Published May 3, 2023 at 10:00 a.m.

Still from "The Migrant Body" - COURTESY OF PAULA HIGA DANCE
  • Courtesy Of Paula Higa Dance
  • Still from "The Migrant Body"

Every now and then, we are called to leave the familiar behind and venture into the unknown. We might hike a new mountain, head off to college, make a career change or immigrate to a distant country. With each adventure, we face challenges and rediscover ourselves and our world.

Paula Higa's personal journey from Brazil to Vermont held so many surprises that the dance artist was inspired to create a new work. The Migrant Body Project, composed of two short films and a live performance, explores the complexities of human mobility.

"Every time you open a door, it's a new scene, a new environment," Higa said. "We are always experiencing new territories."

The live performance, titled The Migrant Body, premieres Friday, May 5, and Saturday, May 6, in the renovated barn at Isham Family Farm in Williston. Five Vermonters will perform Higa's choreography to music by Canadian composer Owen Belton. They'll read poetry and prose by dramaturge Mario Higa, the choreographer's husband and longtime collaborator. Colchester visual artist and educator Susan Smereka has designed some of the set.

Higa, who lives in Williston, is an assistant professor and resident choreographer in the dance program at the University of Vermont. Her works explore concepts of feminism and discrimination by mining intersections between dance and the visual arts. She has been presenting pieces locally since 2011 and with her company, Paula Higa Dance, since 2016.

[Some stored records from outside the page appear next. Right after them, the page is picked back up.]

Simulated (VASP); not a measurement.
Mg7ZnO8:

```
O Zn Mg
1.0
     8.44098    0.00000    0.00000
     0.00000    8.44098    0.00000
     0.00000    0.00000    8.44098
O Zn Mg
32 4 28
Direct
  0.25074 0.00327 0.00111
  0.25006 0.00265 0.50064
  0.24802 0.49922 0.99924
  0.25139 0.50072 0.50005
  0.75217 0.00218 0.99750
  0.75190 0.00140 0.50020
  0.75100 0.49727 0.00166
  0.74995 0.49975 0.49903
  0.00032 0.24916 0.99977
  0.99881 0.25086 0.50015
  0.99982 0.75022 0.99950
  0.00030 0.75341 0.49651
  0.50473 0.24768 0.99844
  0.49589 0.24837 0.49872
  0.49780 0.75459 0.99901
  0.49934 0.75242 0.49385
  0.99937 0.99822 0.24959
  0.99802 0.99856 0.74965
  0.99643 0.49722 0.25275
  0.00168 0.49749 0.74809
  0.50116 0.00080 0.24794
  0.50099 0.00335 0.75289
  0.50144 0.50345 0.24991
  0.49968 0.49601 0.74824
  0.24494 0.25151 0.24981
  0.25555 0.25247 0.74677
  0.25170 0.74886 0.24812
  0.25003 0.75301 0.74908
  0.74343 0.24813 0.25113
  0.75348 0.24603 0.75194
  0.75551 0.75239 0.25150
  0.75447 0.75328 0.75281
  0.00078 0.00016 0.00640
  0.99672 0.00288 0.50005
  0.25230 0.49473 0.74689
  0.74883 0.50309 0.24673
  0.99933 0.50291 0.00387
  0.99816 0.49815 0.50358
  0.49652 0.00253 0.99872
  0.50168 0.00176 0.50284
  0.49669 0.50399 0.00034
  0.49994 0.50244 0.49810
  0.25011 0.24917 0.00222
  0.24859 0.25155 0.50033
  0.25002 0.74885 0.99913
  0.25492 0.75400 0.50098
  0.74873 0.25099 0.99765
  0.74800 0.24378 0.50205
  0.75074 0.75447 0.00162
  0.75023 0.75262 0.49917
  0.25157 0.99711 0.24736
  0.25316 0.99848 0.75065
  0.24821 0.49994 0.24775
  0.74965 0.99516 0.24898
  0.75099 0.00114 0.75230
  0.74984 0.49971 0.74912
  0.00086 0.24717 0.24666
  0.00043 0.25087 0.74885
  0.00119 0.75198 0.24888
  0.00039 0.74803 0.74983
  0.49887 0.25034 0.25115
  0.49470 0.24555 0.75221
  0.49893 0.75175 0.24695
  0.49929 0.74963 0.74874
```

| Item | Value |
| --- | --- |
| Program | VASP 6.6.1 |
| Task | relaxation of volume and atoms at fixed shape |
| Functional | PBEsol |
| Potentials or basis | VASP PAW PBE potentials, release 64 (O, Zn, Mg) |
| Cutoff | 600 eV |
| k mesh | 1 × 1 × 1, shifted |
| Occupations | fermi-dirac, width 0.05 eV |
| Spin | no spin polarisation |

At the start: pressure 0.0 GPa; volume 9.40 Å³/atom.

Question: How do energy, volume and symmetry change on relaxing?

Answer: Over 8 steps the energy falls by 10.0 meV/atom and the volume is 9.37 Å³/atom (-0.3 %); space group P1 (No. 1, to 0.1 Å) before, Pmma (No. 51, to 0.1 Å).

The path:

Informed by ballet and contemporary dance, Higa's choreography is athletic, rhythmic, emotive and daring. Dancers seem to cradle and protect each other in one moment, then spar and strike in the next. Sculpture, video projection, everyday items and the natural world influence dancers' interactions.

"Paula's work is extremely thematic," said Carolyn Connor, a UVM dance graduate who has been in Higa's company since its inception. Because Higa begins with a theme rather than with movement or music, each of her works is very different, Connor explained.

Higa's 2021 film, "Aquela Que Eu Queria Ser," based on her live dance work The One I Wanted to Be, examines dichotomies of power and impotence, desire and aversion, and conflict and cooperation. The 18-minute film received an Outstanding Achievement Award for a Screendance Short from the Los Angeles International Short Film Festival and the Bronze Award for Best Screendance Short from the Independent Shorts Awards.

The Migrant Body Project, which Higa launched in 2021, grew out of her own move to the U.S. with her family in 2004. Before Vermont, they lived in Texas and Tennessee. Every new place was "a new beginning, a new birth because of how many things we had to learn," she recalled. Not until her move to the Green Mountain State in 2009 did she become acutely aware of both her privilege in Brazil and lack thereof in the U.S.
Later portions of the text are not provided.